The McCartney problem was solved in the end: Many of the invitees simply decided not to come. The rest risked pneumonia and left their coats in the car - all in order not to embarrass themselves in synthetic fur coats. It is hard to understand the Russian logic. It is even harder to understand it when you see women, in a temperature of minus 30 degrees Centigrade, lightly tripping along in frozen streets in miniskirts, thin stockings and high heels. Apparently only education starting in childhood and based on the premise that "you have to suffer to be beautiful" can cause you to endure this nightmare every day on the way to work.

Chanel on the Metro

Over the past 10 years following the dress code in Moscow has become the key to a successful career. Entire courses teach you how to dress properly for every situation and to adapt yourself to your designated place of work - sartorially speaking, of course. It really makes no difference how much money you have in your wallet; the important thing is that you know how to draw attention to the fact that you're wearing "in" clothes.
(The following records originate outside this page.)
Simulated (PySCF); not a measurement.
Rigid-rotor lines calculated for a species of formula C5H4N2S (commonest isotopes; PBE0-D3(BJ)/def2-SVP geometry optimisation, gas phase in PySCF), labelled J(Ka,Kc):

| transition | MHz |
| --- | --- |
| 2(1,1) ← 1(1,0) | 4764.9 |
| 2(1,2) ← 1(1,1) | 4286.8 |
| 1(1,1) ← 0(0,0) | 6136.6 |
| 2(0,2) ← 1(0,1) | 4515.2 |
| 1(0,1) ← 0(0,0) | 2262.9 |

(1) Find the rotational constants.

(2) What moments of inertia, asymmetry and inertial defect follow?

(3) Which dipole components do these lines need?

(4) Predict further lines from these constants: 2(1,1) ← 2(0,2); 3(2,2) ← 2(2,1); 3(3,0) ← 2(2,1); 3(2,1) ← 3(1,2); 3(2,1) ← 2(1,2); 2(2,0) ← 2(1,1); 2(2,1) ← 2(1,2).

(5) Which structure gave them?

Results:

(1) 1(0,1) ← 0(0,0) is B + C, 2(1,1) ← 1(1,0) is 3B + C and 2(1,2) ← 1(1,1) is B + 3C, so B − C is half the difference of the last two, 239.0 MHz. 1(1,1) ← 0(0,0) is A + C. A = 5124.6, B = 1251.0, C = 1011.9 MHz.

In Russia, God is definitely in the details. It is entirely logical that not everyone can afford an outfit costing thousands of dollars, but people are expected at least to invest in the obvious symbols of class, such as handbags, shoes and watches. Only in Moscow can one see someone with an original Chanel bag traveling on the Metro. In any other place in the world, someone who can afford Chanel can also afford a taxi.

The apparent origin of this extreme behavior is the shortages that prevailed during the communist period, when there was no fashion, only clothes. At the time everyone's magic word was "imported"; everything that was imported was prestigious. There was no real difference whether the item of clothing came from Warsaw or from Paris, the main thing was the aura of foreign lands. These clothes were sold in private apartments at exorbitant prices to a limited circle of clients. This situation led women to search for creative solutions in order to look feminine. Home sewing was at its height. The German pattern magazine Burda became the Bible of the Soviet woman, who used it as a source of ideas and patterns. Sewing lessons in school took on far-reaching significance: Any girl who did not learn the secrets of the trade, was forced when she got older to spend a great deal of money on professional seamstresses. The attempt to imitate Western fashion was a type of rebellion against the regime. Jeans, for example, became a symbol of a more liberated lifestyle and undoubtedly guaranteed a man that wore them success with the ladies. The price of genuine American jeans was equivalent to an average monthly salary, but even those who were willing to pay it were not always able to find the real thing.

During the Communist era, which did not exactly nurture independent thought, a number of local designers who were as good as the best couturiers in the world, managed to stand out. In the mid-1950s, for example, Vyacheslav Zaitsev was a young designer who had just completed his studies with honors. In the context of certain leniencies granted during the Khrushchev period, the promising designer got the chance of a lifetime: to design a line of work clothes for the female workers in the kolkhozes. In spite of a less-than-encouraging beginning, Zaitsev managed to impress everyone with his daring and creativity.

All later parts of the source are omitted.